Residents and politicians opposed to the East 91st Street marine trash transfer station lampoon city’s response to construction accident
Yorkville For people fighting against an Upper East Side trash transfer station, the city’s offer to cover it with steel during construction offers little reassurance of the overall safety of the project.
The city’s Dept. of Design and Construction is proposing to erect a steel “cocoon” over the construction site at Asphalt Green to address safety concerns after an accident July 9 sent a 10-pound jackhammer chisel crashing through a fourth-floor window at the athletic complex.
An employee at Asphalt Green narrowly missed being hit by the chisel and escaped with only minor injuries. Children enrolled in a summer program there were playing in a field on the other side of a fence from where the accident occurred.
The cocoon would provide a 20-foot-tall sheath-like barrier over the road that bisects Asphalt Green and leads to the marine transfer station. The city’s Dept. of Sanitation plans to use the road as an access point for garbage trucks unloading at the MTS.
The city halted construction at the site pending a safety review and the contractor responsible for the accident fired several employees who were found to have violated safety procedures. In addition, the DDC assigned a safety inspector who will remain at the site full time during construction to monitor the contractor, according to a spokesperson.
Congresswoman Carolyn Maloney said some parents have pulled their children out of summer camp at Asphalt Green citing safety concerns. She met Friday with members of Mayor Bill de Blasio’s staff to discuss halting all construction work there – which is currently suspended – until after summer camp is over.
Maloney told Our Town that the mayor’s office, “said they would not re-open the site until it was absolutely safe, but quite frankly, that’s what’s they said before. I said then and I say now, they have to do more to address the community’s concerns.”
Maloney was told the mayor would be made aware of her desire to see work suspended at Asphalt Green until after summer camp is over, and that she will be checking with City Hall on the status of that request.
“This event shocked the community and renewed our fears about the MTS,” Maloney said. “From the beginning we told them this would not be a safe site [for construction]. They told us it was going to be safe, and it wasn’t. Their reassurances lack credibility.”
Members of Pledge 2 Protect, the most prominent anti-MTS group, also met recently with city officials to discuss safety procedures in the wake of the accident, and tied the incident to their overall opposition to the project.
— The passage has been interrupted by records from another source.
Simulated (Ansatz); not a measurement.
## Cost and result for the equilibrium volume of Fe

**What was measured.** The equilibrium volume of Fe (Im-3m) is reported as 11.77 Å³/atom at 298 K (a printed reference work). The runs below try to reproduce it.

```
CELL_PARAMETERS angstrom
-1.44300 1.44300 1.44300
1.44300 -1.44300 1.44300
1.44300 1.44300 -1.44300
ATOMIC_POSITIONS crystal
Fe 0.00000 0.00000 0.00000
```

“A temporary cover is an insult to all of us who will have to live with this massive, loud, smelly and dangerous operation for years to come,” said Regine LaCourt, a P2P member representing the nearby NYCHA housing project. “Is the city taking serious steps to protect children and others here from the thousands of garbage trucks that will pass our homes – no, they are making a show of building a short-term cover over something that should not be here to begin with.”
P2P said they were told the cocoon would take two months to build but were not told how much it would cost.
The city had proposed a second plan that would involve erecting a trellis roof top over the construction site and include other street-level modifications to the adjacent access ramp. It was also rejected by P2P because it “maintains the ramp where it is within 11 feet of a specially-designed toddler playground and the front entrance to Asphalt Green, and alongside the outdoor sports field,” according to a spokesperson.
The opposition group seems, however, to be conceding the point that they’re unlikely to succeed in their mission to stop the MTS outright. They said they agreed to a plan that would route garbage trucks to the MTS via East 96th Street and FDR Drive, and “another promising proposal by the city where the garbage trucks would exit at 62nd Street to the FDR Drive and use it to approach the station,” said a spokesperson.
But, said P2P, the city subsequently took both those proposals off the table due to cost concerns.
“While the city spends money to create a temporary safety structure at East 91st Street, it rules out all reasonable alternatives to the ramp placement, because they claim the cost estimates might not be feasible,” said P2P President Kelly Nimmo-Guenther. “But we ask Mayor de Blasio and [Dept. of Sanitation] Commissioner [Kathryn] Garcia what is the price of a child’s life? How much is ‘too much’ to protect the more than 34,000 children who use the Asphalt Green facility? Enough is enough.”